If it's been a while since you've visited Canyon Coffee & Café (1791 S. Eighth St., canyon-coffee.com), newly appointed executive chef Jake Ainsworth, formerly a garmache chef at the Cheyenne Mountain Resort, wants you to know that it's a vastly different eatery and drink shop than you may remember.

Perhaps a chef being here at all, given that the spot's generally been regarded as a coffee shop, hints at the change. Owners Matt and Kimberley Carlson, who took over around mid-2010, remain in the process of overhauling the "vision" of the place, says Ainsworth, starting with elevating the level of cuisine. Though the atmosphere and décor remain relaxed and casual, with the food Ainsworth aims to "take something elegant and bring it down to an everyday eatery — like more of a bistro setting."
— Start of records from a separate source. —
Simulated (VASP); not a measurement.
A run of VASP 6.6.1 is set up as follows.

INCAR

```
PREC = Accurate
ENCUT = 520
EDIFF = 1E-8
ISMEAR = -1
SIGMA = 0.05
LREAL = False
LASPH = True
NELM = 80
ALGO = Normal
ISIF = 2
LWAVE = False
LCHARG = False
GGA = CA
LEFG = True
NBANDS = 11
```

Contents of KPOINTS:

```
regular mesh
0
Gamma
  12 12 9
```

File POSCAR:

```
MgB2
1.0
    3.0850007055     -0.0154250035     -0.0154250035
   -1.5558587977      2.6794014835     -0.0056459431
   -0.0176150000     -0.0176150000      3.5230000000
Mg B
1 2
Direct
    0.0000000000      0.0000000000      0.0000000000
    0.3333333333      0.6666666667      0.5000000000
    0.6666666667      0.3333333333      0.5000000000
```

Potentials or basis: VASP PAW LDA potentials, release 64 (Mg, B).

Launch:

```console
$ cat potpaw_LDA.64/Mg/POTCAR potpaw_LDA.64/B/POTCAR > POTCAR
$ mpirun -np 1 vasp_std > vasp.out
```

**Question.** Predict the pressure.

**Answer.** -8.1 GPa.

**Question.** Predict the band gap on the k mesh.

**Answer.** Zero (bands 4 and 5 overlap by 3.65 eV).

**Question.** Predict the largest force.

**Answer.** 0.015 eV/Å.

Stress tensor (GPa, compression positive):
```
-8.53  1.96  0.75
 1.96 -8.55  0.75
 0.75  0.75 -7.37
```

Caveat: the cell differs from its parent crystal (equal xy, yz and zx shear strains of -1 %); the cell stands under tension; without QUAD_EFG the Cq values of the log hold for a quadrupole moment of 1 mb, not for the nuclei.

Breakfast currently brings smothered burritos and huevos rancheros, and lunch offers diverse sandwiches (with a gluten-free bread option). Daily specials and expanded Sunday specials deliver eclectic pizzas, omelettes and sweet options like banana bread French toast with bourbon maple syrup and cream cheese frosting. A dinner menu planned for springtime may bring items like house-butchered pork chops and a salmon platter.

As for the coffee, Canyon has switched from High Rise Coffee Roasters to Washington-based Dillanos Coffee Roasters, which promotes small-production sourcing.

Taste of Texas

Meet the $9.25 Driftwood Sandwich: sliced beef and Chappell Hill sausage covered with Texas chili or green chile on jumbo jalapeño Texas toast. That's just one of the star sandwiches at Wood's Barbecue and Burgers (6620 Delmonico Drive, woodsbbqandburgers.com), which opened in early October in the former Everything Fajita space.

Brothers Darren and Dennis Lemons operate the outfit, using dry rubs and a proprietary blend of four woods to smoke their meats. They formerly ran a metal fabrication company in Houston, but spent more than 15 years at family barbecues and special occasions perfecting their recipes — many of them inspired by their travels, says Darren.

Pumpkin patches

If you're still scrounging for a sip of this year's Bristol Brewing Company Venetucci Pumpkin Ale, your best bet at this juncture (to avoid absurd prices at select liquor stores) is likely a special tasting.

Building on last year's lively event (see "The Great Pumpkin visits The Broadmoor" on our IndyBlog), the West Lobby Bar (1 Lake Ave., broadmoor.com) offers a sampling from 6 to 8 p.m., Wednesday, Nov. 28. For $35 (inclusive), guests each get a bomber plus unlimited snacking on small plates prepared with ingredients from Venetucci Farm.

Side note: Bristol's Christmas Ale (not a far cry from VPA if you like baking-spice notes) releases the following night at 5 p.m. in the brewery's tasting room (1647 S. Tejon St.).